What was the journey towards forming these goals and structures that you now work with? 

The seed of Pedal Me was planted through the meeting of a number of the original co-founders and original employees connected to local council cycle training. There were a number of schools that needed bikes; such as for kids who were learning how to cycle. I think one of the first trailer jobs that was done was transporting these bikes between schools, which is still a job we do today, so the community element has always been present. In terms of surviving ethos, that’s something that’s very much there; doing things out of goodwill for the sake of the community and promoting cycling generally is something that’s carried through from the beginning. In terms of pay and commission, that’s something which developed more organically as we try to keep in mind what other companies are doing but also be as fair as possible. 

Are there any last points you would like to add or hopes for the future of logistics and cycling in general – or for Pedal Me?

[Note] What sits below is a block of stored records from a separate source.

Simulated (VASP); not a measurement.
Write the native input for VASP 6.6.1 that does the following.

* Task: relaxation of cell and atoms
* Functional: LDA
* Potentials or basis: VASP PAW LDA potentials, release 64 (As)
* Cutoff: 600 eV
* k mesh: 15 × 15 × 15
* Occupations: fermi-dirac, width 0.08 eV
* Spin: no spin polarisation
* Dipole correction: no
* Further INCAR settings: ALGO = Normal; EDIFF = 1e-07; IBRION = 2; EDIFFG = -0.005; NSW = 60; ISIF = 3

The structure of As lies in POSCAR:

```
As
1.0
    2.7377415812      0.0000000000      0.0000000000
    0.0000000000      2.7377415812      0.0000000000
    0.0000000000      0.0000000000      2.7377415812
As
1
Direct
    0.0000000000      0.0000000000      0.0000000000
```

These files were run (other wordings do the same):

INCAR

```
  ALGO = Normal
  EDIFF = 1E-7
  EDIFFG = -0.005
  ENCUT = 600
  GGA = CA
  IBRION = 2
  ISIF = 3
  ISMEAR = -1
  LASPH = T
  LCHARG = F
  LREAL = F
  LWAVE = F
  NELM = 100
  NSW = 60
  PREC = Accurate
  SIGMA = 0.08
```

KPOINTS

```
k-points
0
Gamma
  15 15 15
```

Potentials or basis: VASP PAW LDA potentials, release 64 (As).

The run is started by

We’re hopeful that cargo cycling logistics is seen less and less as a novelty and more as what it is –  the  most efficient way to move things from A to B – and that the city can develop policies which facilitate that. This would in turn mean that it’d be less difficult for all companies to employ riders fairly and that the industry can be given the space and funding to grow as it should. There are lots of businesses that use us on a daily basis and they’re not using us because it’s a novelty; they’re using us because we’re the fastest way and it makes the most sense for their deliveries. If it can be viewed more widely that way, that would allow every other element to flourish as well.